Meanwhile we are running tons of CI that isn't relevant at all and is frankly a total waste of CI hours since it was testing the old backend that just doesn't even exist anymore but we didn't get around to cleaning up from our codebase

@wedamija how do we get this fixed then?
There are serious risks associated with having the default backend be something that just doesn't run in production. We have to remember to override it in ops, self hosted and everywhere we deploy sentry or stuff will be broken. In the meantime, are we just pretending we have existing coverage and are "disabling" something here when we don't have any real coverage anyway?

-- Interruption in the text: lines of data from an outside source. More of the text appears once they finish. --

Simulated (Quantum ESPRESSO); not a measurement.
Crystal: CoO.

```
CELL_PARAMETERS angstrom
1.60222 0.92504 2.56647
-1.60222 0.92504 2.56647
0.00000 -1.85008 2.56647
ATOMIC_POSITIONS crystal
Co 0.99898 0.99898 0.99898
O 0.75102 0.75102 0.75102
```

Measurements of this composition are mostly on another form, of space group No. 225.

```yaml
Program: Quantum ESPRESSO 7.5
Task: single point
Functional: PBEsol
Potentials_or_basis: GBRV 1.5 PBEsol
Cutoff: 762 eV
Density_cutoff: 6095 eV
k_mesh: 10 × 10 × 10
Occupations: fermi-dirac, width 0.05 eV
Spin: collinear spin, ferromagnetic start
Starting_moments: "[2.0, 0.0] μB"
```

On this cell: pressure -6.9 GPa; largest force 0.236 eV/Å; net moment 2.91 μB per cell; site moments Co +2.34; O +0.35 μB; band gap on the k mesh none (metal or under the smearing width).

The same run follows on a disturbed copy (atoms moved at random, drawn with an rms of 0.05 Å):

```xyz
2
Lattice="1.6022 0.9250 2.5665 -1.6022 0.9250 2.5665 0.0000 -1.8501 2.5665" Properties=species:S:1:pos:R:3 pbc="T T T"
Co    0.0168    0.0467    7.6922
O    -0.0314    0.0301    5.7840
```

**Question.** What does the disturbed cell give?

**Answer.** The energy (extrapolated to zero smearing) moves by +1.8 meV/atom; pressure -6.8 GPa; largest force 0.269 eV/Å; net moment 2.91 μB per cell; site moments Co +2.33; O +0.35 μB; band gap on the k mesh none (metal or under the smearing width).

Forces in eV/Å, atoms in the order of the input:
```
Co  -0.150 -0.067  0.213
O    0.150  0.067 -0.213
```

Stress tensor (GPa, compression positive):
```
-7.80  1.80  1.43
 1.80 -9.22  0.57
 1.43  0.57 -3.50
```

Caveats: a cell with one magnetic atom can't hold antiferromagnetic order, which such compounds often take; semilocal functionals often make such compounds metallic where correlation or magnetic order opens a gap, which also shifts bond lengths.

I'm going to see if i can switch out to the old backend and preserve the tests at least

Ok that doesn't work. @iambriccardo do you have any idea how to do what dan suggests about migrating store_session?

Hi! Let me take a look. A teammate of mine did the conversion, I know partially about the whole domain but let me see if I can be of any help.

@lynnagara I fixed the problem and pushed the changes directly here. I hope that is fine by you.

jjbayer · 2024-04-02T09:29:25Z

@jjbayer are you sure that parametrize_backend is actually parametrizing anything? From what I can tell it doesn't seem to actually run any of the release health tests. When I turn them on they all fail.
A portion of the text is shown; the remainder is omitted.